The Nine Lives of Economic Nationalism – Part One of Four

To say that economists think poorly of US President Donald Trump’s economic policies is to understate matters. Most see him as an unhappy combination of a 19th-hole savant and that student — there is one in every classroom — who insists on the rationality and inevitability of socialism. President Trump differs from the student in that his own guiding star is economic nationalism rather than socialism.

But, as many have pointed out since the administration decided to take a 10 percent stake in Intel and cull 15 percent of Nvidia’s and AMD’s China revenues, economic nationalism and socialism are not so far apart. Each leans toward state self-sufficiency and tends to involve state control of the means of production. Both involve the state imposing its priorities on the market. Economists since Adam Smith in The Wealth of Nations (1776) have seen such state control as less efficient than market allocation of resources. Thus, in part, economists’ anxieties about Trump policy. 

This four-part series will look at how economic nationalism has persisted despite its theoretical irrationality. The question is significant for investors because investments are often based on assumptions about economic maximization in free markets. Economic nationalism confounds such assumptions and complicates investment. It might also make the global economy’s “weaponized interdependence,” in Henry Farrell and Abraham Newman’s phrase, exceptionally dangerous. This series tries to assess that threat.

Adam Smith argued that, whether inside a state or between states, producers should specialize in what they already do best. Trade would then ensure that the best products at the lowest prices would reach customers and the overall economy would produce the most and best for least. Restraining trade would by definition reduce efficiency.

That was a leading reason why Smith and most economists after him were anti-imperialist. To take over territory, people and resources and bend them to making things the imperial center wanted, rather than what they might do best, ran contrary to market economics. The American revolutions, from Buenos Aires to Haiti to Boston, were led by people who wanted to take control of production away from empires. Settler colonialism was, in this sense, a school for radicalism.

It was also, of course, a school for economic nationalism. Newly ex-colonial states like the US appreciated that their former masters had a head start in developing the most productive technologies and business methods. The point of anti-imperial revolution circa 1800 was not simply to exchange formal domination for informal subordination by superior economies. Economic nationalism was animated by the desire for sovereignty: the business of states, so to speak, rather than of businesses. Restraints on trade, in the service of economic nationalism, always operated alongside their opposite, namely free trade. This was true in the 18th century as it is today. It was a feature, not a bug, of modernity.

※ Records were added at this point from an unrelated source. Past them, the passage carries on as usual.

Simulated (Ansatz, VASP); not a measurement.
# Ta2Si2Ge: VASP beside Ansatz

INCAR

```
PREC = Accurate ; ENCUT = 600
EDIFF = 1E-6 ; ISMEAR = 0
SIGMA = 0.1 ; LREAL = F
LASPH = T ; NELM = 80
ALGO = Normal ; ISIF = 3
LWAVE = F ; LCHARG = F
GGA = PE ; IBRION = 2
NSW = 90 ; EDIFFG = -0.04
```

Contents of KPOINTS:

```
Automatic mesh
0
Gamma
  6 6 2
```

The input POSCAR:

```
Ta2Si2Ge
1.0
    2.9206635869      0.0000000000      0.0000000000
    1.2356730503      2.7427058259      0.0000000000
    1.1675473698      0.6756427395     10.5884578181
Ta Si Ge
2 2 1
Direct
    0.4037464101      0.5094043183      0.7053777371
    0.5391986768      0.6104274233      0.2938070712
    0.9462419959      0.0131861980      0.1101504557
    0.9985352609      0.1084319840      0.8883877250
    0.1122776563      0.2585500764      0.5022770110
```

The first Trump administration, running contrary to modern economic theory, embraced such an economic nationalism and the restraints on trade designed to advance it. The proximate cause was China and its set of policies gathered under the name of Made in China 2025 (launched in 2015). If the state-controlled 18 percent of humanity known as China was going to structure its economy to further its own economic nationalism, then the US was going to do the same. Tellingly, in arriving at Made in China 2025, Chinese economic thought took the anti-imperial US economy of the late 19th century as one model in combining restraints on trade with a conditional embrace of free-market forces, both aimed at the political goal of economic sovereignty and the historical goal of catching up to the modern world’s first movers, which were primarily empires. (Industrializing, imperial Japan circa 1890, one of whose aims was unfortunately supremacy over imperial China, was a similar and powerful model, especially for non-Europeans.)

As Trump’s and then Joe Biden’s economic policies developed, it became clear that China and the US were jointly reconfiguring the global economy to advance their respective economic nationalisms. What neither the US nor China seems to have anticipated was that this dynamic would solidify among other large economies as well, from the European Union to India, to create the global economy we have now, raising up sovereignty and self-sufficiency at the sacrifice of overall economic efficiency. Such an economy is inherently conflictual as well as inefficient. Indeed Adam Smith’s economics was an important inspiration for 19th-century peace movements: a reduction in economic sovereignty was thought to create an interdependence and frequency of cross-border exchange that would tend to reduce interstate conflict. Smith would have seen today’s worldwide rise in military spending and investment as a dead weight on the economy. He would have seen today’s goal of economic self-sufficiency as hopeless and misguided. But the relationship between economic nationalism and economics is complicated. Businesses of many different kinds now find they have to negotiate both simultaneously.